My Man

My man wants to know how many men I’ve had sex with.

I tell him the truth: I don’t know.

I don’t feel the need to know how many times I’ve been raped. I have no desire to quantify the horror, shame or mistakes. I might explode with rage if I focused on those who eagerly traumatized me for their own pleasure.

During my employment as a happy-ending masseuse, I ended up giving much more than the hand jobs I signed up for. Now I’m trying to create a happy ending for my own life but my man keeps asking me about the past. His questions awaken violent emotions in me.

The customers who paid for hand-jobs knew that I wouldn’t call the police when they raped me because I’d be incriminating myself.

My only crime was being born below the poverty line. Self-abuse and self-neglect were ingrained in me by my parents.
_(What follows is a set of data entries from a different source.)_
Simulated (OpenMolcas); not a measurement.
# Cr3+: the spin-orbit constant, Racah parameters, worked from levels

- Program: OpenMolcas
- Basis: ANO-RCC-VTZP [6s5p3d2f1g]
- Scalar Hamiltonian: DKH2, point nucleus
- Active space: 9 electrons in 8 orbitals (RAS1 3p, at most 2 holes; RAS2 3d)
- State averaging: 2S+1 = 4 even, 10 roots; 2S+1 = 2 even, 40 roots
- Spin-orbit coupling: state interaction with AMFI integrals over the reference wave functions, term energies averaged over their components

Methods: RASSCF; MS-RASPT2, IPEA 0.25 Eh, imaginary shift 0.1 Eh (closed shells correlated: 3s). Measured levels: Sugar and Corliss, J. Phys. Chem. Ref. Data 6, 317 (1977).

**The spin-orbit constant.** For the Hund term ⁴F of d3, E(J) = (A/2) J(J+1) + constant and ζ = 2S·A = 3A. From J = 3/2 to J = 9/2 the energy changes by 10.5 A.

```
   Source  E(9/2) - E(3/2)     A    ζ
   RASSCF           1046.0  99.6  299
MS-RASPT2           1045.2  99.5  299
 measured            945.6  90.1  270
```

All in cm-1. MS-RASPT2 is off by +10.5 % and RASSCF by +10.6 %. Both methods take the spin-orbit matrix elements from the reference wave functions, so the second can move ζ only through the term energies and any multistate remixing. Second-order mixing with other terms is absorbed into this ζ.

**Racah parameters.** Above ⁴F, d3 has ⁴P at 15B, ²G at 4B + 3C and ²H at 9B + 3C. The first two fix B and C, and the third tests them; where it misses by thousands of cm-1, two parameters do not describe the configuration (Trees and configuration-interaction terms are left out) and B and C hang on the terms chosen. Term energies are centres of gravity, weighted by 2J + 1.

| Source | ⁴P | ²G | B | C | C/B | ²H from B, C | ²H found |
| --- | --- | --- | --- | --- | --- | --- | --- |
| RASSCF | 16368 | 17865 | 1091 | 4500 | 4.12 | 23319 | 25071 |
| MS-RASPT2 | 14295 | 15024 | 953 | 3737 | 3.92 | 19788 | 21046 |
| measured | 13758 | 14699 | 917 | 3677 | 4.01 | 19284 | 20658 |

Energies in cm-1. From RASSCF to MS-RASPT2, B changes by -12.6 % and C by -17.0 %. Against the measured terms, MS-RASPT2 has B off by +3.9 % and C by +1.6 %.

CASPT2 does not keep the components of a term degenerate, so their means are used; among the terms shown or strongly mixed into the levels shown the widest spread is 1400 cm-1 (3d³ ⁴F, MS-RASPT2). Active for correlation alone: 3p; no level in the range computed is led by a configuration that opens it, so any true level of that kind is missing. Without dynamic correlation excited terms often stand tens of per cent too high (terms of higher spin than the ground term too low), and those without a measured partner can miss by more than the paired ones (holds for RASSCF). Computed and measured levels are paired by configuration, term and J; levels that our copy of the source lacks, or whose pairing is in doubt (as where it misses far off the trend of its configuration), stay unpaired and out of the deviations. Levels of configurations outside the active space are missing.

I was hungry and trying to get an education I couldn’t afford. I was told ‘here is the ladder you must climb to reach a better life.’ I set to climbing. I solved my financial problems creatively.

My man fixates on the absence of the number of men. I’d tell him if I knew, maybe.

His questions feel invasive and probing.

I used to be valued by men for what I could give- my young, beautiful body.

Now I am devalued by my man for what I have given men.

Men only value women in relation to other men.

When will I be seen as my own person, my own human, inherently invaluable?

My man bemoans what I don’t know; the quantity of traumas too numerous to count, too common to stand out in my blurred memory.

Yet he doesn’t complain about the food I put on his plate, the home I make, or the bills I pay.

I implore him to wait, let me tell my story when I feel ready. I don’t think I’ll ever feel ready. When he asks me about my sexual history I feel ill, anxious and hurt.

I find my breath, reassure myself that he didn’t mean to inflict suffering, and flirt with forgiveness. I remind myself that my spiritual groundedness is stronger than even my exaggerated stress response, my current perceived crisis.

He knows that I was a pushover, pretty and poor. For all of his scheming, jealousy and time spent thinking about me, you’d think my man would connect the dots.